I think I’ve fallen for a guy who is getting married in 7 months. It started out as fuck buddies. I knew the deal from the beginning and was OK with that. He turned out to be a lot more sensitive and sweeter then I ever thought his tough exterior would let him admit to.
BUT alas he has the 2.5 kids and the (practically) wife at home and has made himself completely clear that there is no way he will leave her for me or anyone else. Yet in the same breathe he will tell me he thinks of me constantly and that he has caught feelings for me. Until he told me that I was ok just thinking it was me who was starting to feel something.
I know this is classic wanting his cake and eating it to and every inch of me screams to run away from this but I don’t want to. I’m a reasonably intelligent female who has been around the block more then her share of the time and I just know no good can come of this but yet still i subject myself to it.

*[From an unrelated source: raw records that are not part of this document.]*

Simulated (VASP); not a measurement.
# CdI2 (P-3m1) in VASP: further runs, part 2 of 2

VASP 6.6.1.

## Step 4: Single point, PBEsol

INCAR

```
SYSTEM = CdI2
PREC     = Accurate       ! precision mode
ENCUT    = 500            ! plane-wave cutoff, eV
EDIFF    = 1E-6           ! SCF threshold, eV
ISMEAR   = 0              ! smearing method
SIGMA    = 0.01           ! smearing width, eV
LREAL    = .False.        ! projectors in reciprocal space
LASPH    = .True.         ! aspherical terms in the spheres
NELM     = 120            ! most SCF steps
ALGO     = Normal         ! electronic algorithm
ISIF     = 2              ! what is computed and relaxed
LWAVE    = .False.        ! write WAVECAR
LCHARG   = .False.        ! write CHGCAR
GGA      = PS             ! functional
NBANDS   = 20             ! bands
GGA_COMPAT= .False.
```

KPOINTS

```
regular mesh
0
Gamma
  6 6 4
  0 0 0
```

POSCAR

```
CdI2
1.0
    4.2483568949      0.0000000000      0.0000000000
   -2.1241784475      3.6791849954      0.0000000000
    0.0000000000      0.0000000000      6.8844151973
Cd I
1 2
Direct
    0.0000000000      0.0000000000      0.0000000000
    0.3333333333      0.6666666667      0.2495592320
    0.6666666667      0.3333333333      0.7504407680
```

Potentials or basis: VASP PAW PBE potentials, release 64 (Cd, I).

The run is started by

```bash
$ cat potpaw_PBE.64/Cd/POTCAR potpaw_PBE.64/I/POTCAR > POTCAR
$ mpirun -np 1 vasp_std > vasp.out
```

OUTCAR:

Sexually he is by far the best lover I have ever had and I think he feels the same way. Shame he made the choices he made earlier on in life cause I think we fit pretty well together. So I just told him this fling will be over one month before his wedding and that will be the last day we speak to each other. Secretly I hope he leaves her. On the other hand there is no way I could be in a relationship with him even if he did leave her because I couldn’t trust him (kinda ironic cause he cheated on his ex wife with his current fiancee, oy vey!)